Thursday, February 2, 2012

Mystery solved by new book


We were exploring some new (to us) trails in Scatter Creek WMA in Cross County. The dirt road went through alternating woodland and grassy flats. We began noticing that the branches of young saplings we were walking past were split on the underside and partially ripped open. At first we wondered if it might be damage from browsing deer, but when we looked more closely we could see the regularity of the scarring and our speculation went to some sort of orthopter. Could a katydid do something like that? We thought that some kinds might use their ovipositors to make slits in bark to deposit their eggs. They would have to be large (the branch in the picture is perhaps an inch and a half in diameter), but some katydids are very large. But the more we looked, the more widespread the damage was. In fact it was on almost every small branch we saw over a large area. It would have to be an awful lot of katydids. It would have to be a plague of katydids. We began dropping that theory.

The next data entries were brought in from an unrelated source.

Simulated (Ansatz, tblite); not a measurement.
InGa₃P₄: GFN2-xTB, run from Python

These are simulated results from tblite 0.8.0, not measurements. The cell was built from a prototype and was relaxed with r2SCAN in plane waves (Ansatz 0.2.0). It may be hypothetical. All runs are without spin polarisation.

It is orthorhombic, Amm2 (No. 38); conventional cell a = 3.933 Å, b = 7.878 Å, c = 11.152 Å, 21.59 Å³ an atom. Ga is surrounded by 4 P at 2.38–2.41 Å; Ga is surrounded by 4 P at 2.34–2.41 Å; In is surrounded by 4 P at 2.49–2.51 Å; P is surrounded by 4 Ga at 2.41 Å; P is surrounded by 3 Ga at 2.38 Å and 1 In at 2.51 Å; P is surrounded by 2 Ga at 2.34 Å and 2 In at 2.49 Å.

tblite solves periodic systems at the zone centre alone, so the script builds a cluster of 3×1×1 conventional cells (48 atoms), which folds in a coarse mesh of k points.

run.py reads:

But what could it be? It was a mystery of nature. It was evidently a sign left by something done by a large insect on an incredibly large scale. We both realized at the same moment that the answer was waiting for us in a book we had just purchased, and the moment we got home we took the book out. It would be its first test.

The book is Tracks & Sign of Insects and Other Invertebrates, by Charley Eiseman and Noah Charney, a field guide to all the tiny footprints, burrow openings, carved hieroglyphics under the bark of dead trees and other residua left behind by insects who are no longer there. We looked in the index and found the entry "oviposition scars: cicadas" and there was the answer, the largeish superabundant insects we were looking for. We had completely forgotten the great event of last summer, the biggest, most widespread emergence we had ever seen of Thirteen-Year Periodic Cicadas. Early last summer we couldn't visit woods anywhere in the state that didn't have their persistent calling in the background. We all know the story, the broad blunt larvae with their powerful digging forelegs burrowing under the trees sucking on the juices in their roots for thirteen years before rising to the surface at a synchronized moment in all their millions to shed into adulthood for their brief moment in the sun, spending it as we hope we would, singing and mating. We have heard that they have no fright or evasion reflex, whatever wants to can walk up and gorge on them. There are so many of them all at once that their predators are quickly sated and there are still millions left to insert their eggs into slits on the underside of branches and twigs so hatching larvae can drop to the ground and dig down to the roots.

If you are an inquiring sort of person you might wonder how these insects and their Seventeen-Year cousins got started on this rather bizarre life plan. The best theory I have heard is that originally they were one-year cicadas like the other species but they were beset by a parasite which fed on their tissues. When the cicada larva crawled with the last of its strength up to the surface to try to become an adult, the parasite timed things to also be ready to emerge as an adult. Well, there is always a bit of variability, and a few cicada larvae didn't come up after the first year, but stayed underground for a second year, and when the parasite matured after one year, it was stuck underground and perished. But of course there was variability in the parasite too, and some of them waited until the second year to transform into adults and so survived. But then some cicada larvae waited until the third year, and so on, until some populations reached thirteen years, and some seventeen years, before the poor parasite gave up. This theory can't be proved, naturally, since the losing parasite no longer exists.



1 comment:

  1. The period is also always a prime number, right? So 13 is better than 14 because you can avoid a parasite with a 7 year period and an alternate year period strategy.